Most will remember the Mickey Mouse Club. This amazing television show featured a talented group of kids and two gentlemen who were the head Mouseketeers.

Jimmy Dodd and Roy Williams.

Roy was handpicked by Walt for the role.

His nickname became “The Big Mooseketeer” and it was a carryover from a football nickname and the nickname he enjoyed as an animator and story artist at the Disney Studios – “Moose Williams”

Walt Disney first met Roy Williams back in 1929 on the day that Roy applied for a job as animator. He went to the studio and was sent to wait in Walt’s office. Roy sat and nervously waited for Walt to arrive. His portfolio was held across his knees and his hands drummed lightly on top of it as he waited.

The door flew open and an office boy came scampering inside. Going to Walt’s desk the office boy asked, “Are you waiting to see Walt Disney?”

“Yes, I want to be an animator.” Roy replied.

The two of them chatted for a few minutes and then Roy asked the office boy, “Tell me, please-what is Walt Disney really like?”

The office boy paused and then broke into a grin… “I’m Walt Disney!”

The portfolio hit the floor, the drawings went sprawling across the ground, and Roy was startled and embarrassed all at the same time. Roy and Walt picked up drawings from the floor. Roy turned red and Walt was just grinning. That is how Roy first met Walt. The two would become longtime friends.

It wasn’t always easy and just because they were friends didn’t mean you could goof off.

Roy went through a bad spell and eventually his after work activities impacted his job performance. Friend or not he had been warned and the day came when Walt
had to fire his friend. Roy was irate and proclaimed that he could get a job at any studio in town. The truth was he could not, there were not that many
animation jobs to be had and no one would hire him.
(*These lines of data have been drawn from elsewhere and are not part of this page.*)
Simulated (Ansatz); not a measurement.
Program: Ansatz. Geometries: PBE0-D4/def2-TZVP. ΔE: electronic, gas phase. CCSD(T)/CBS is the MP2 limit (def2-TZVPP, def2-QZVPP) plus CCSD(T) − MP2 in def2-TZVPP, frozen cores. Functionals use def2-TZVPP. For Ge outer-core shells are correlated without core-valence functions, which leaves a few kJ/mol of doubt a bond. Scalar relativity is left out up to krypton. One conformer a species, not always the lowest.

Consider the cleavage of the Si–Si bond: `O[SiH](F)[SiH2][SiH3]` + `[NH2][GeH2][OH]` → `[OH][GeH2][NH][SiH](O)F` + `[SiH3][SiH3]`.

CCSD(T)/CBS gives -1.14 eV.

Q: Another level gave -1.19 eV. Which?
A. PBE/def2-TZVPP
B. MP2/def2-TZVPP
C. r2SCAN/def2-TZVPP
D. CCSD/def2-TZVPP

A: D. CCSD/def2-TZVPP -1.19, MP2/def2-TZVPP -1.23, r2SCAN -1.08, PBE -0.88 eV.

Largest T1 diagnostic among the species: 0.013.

He eventually found work in an iron foundry in L.A.. The job was hot, it was miserable, and a long way from the Disney Studios.

One day as Roy was working he looked up and Walt Disney was standing there watching him with his arms folded across his chest. Walt was just watching, not smiling, not
giving any signs of why he might be there. After a few painful and awkward moments for Roy…Walt walked over to where he was working and asked….

“Are you ready to come back?”

Roy said he was and Walt took him back at the studio.

Years later Walt was sitting in Roy’s office going over ideas they were working on and his face lit up and he told Roy he had an idea and it was going to be great.

Walt explained the new concept for a television show called The Mickey Mouse Club.
He told Roy that he was going to put him in the show and was going to call him”The Big Mooseketeer.”

Initially Roy thought Walt was kidding.

He was not an actor, this was not something he could do. But in the end…Roy did it, the reason he explained to others was because, “he had faith in Walt’s vision.”

Roy even designed the famous Mickey Mouse Ears that are now an iconic feature of the Disney Company.

There are many interesting elements to this story but on one hand this is a story of aleader…who was willing to lead with a strong hand and even to the painful thing in firing a friend. It is also the story of a leader who didn’t give up on the friend because they had messed up and gave them another chance. It is also the story of a leader who let the past be the past and gave a moment in the future to this same friend…and it became the thing he is remembered for.

Walt didn’t give up on the Big Mooseketeer…

An amazing story of second chances.

In our lives we all need a second chance.

And although we all need a second chance we are not always deserving of a second chance. Our culture would tell us that “everybody deserves a second chance.” My fear is that we have heard that so often that many believe they are entitled to a second chance. We are not…however, we do live in a world where from time to time we can discover grace.

There is a certain beauty in being given grace. When grace is given to us we don’t get what we deserve….and no one is owed a second chance.

Instead it is a gift. (That is what many people forget about a second chance…it really is a gift. When someone offers us grace, it is more than just amazing!)

When we are given a gift like that we should we receive it…not with a sense of entitlement but with a sense of thankfulness for what we have been given.

There are many lessons we can learn from the story of Walt and The Big Mooseketeer…

Be willing to forgive and give others second chances.

We all need them from time to time…

You never can tell…it might be the break someone needs.

 

* Roy died in 1976, and was buried in his Mickey Mouse t-shirt and mouse ears hat.